In implementing a custom instance of Hasher, I noticed that the results of my Rust port didn't match up with the original C. Upon inspecting the actual bytes passed to Hasher::write by Hash::hash, I noticed an extra naughty byte not present in the original input (itself a str). Sure enough, upon checking the source for impl Hash for str, we see:
I think this is to ensure that something like ("foo", "bar") hashes differently than ("foobar", ""). Some hashers already include the length in write(&[u8]), but they don't have to.
Formally speaking what this does is to make what is passed to the hasher a prefix-free encoding of the input. Without the 0xff it would not be prefix-free. This is a neccessary and sufficient property for making sequence encodings unique.
I think this should be documented as a requirement of Hash.
Indeed, the sequence property is quite important, since otherwise it would be the responsibility of every combinator to encode a "field" separator within the hash.
An example of this issue can be noticed in BTreeMap, which forgets to encode its end in some form (e.g., by hashing its length beforehand or afterwards). This leads to:
Indeed! But, fwiw, this only works because str needs to be valid UTF-8, and thus, cannot feature the \xff sequence anywhere inside it. Just wanted to point that out in case somewhere were to be tempted to apply this "append 0xff" trick to, say, something like [u8]
To me it feels that while it's OK for an implementation of Hasher to generate any collisions it wants on the data it's fed (you can have better or worse hashers, it's a quality issue), it should not be OK for unequal data to feed the same info to the Hasher, thus giving it no chance to succeed.
I.e. to me seems that collisions should only happen in Hasher, not in Hash, since the latter is avoidable at least for 99% of types, and those types where it's not possible should probably not implement Hash.

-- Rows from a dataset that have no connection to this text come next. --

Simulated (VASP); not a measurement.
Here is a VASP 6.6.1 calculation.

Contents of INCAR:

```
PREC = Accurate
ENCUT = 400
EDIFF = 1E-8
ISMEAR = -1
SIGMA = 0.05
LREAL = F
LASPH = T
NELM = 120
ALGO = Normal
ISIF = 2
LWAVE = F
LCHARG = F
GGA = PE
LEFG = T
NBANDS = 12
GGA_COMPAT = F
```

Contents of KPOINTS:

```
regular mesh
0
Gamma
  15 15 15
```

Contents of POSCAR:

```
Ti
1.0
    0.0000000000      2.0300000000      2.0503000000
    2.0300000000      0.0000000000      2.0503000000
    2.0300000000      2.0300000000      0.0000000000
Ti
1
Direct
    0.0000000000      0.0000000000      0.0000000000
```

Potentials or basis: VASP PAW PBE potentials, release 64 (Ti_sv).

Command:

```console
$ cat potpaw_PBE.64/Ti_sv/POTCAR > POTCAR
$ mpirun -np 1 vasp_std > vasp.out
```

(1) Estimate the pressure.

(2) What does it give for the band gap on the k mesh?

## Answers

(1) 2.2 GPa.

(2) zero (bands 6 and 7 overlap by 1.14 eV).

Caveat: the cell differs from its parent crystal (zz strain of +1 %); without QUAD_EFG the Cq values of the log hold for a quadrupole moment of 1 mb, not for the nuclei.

If you make Hash collision-free (best achieved by the prefix-free requirement), it's possible to implement a Hasher that mathematically guarantees a certain collision probability bound (using universal hashing).
If you don't have that guarantee on Hash, it becomes impossible to implement such a universal Hasher.
Hashing a slice hashes the length there - basically for the same reason, just being a terminator. In that light, just hashing one byte on a str as a terminator instead of the length, is a small feature that saves a "lot" of work (in some circumstances).